Question

The difference between outside and inside surfaces of a cylindrical metallic pipe 14 cm long is 44 cm$${}^2$$. If the pipe is made of 99 cm$${}^3$$ of metal, find the outer and inner radii of the pipe.

Answer 1

Hint: First we will first assume that the outer and inner radii of the pipe are $$R$$ cm and $$r$$ cm respectively and $$h$$is the height of the cylinder. We use the formula of the surface area of the cylinder is $$2\pi rh$$, where $$r$$ is the radius of the circle and $$h$$ is the height of the cylinder to find the difference of the outside and inside surface area of a cylindrical pipe using the outer and inner radii. Then we will use the formula of the volume of the cylinder is $$\pi r^{2}h$$, where $$r$$ is the radius of the circle and $$h$$ is the height of the cylinder to find the difference of the outside and inside volume of a cylindrical pipe using the outer and inner radii. Then substituting the values in the obtained equation to find the required values.

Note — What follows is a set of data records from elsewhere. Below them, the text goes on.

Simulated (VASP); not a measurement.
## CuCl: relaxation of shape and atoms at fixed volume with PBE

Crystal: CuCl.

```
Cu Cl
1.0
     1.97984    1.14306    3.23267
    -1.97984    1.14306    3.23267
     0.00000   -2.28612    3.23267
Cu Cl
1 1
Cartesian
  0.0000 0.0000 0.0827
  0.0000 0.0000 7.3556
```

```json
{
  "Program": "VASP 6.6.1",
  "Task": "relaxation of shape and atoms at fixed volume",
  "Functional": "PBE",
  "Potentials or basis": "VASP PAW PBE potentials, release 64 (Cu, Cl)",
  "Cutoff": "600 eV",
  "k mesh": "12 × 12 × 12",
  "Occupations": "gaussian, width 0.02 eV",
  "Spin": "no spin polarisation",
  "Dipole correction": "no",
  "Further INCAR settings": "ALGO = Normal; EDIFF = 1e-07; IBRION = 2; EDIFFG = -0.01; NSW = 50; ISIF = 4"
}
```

Complete step by step Answer:

We are given that the difference between outside and inside surfaces of a cylindrical metallic pipe 14 cm long is 44 cm$${}^2$$.

Let us assume that the outer and inner radii of the pipe are $$R$$ cm and $$r$$ cm respectively and $$h$$is the height of the cylinder.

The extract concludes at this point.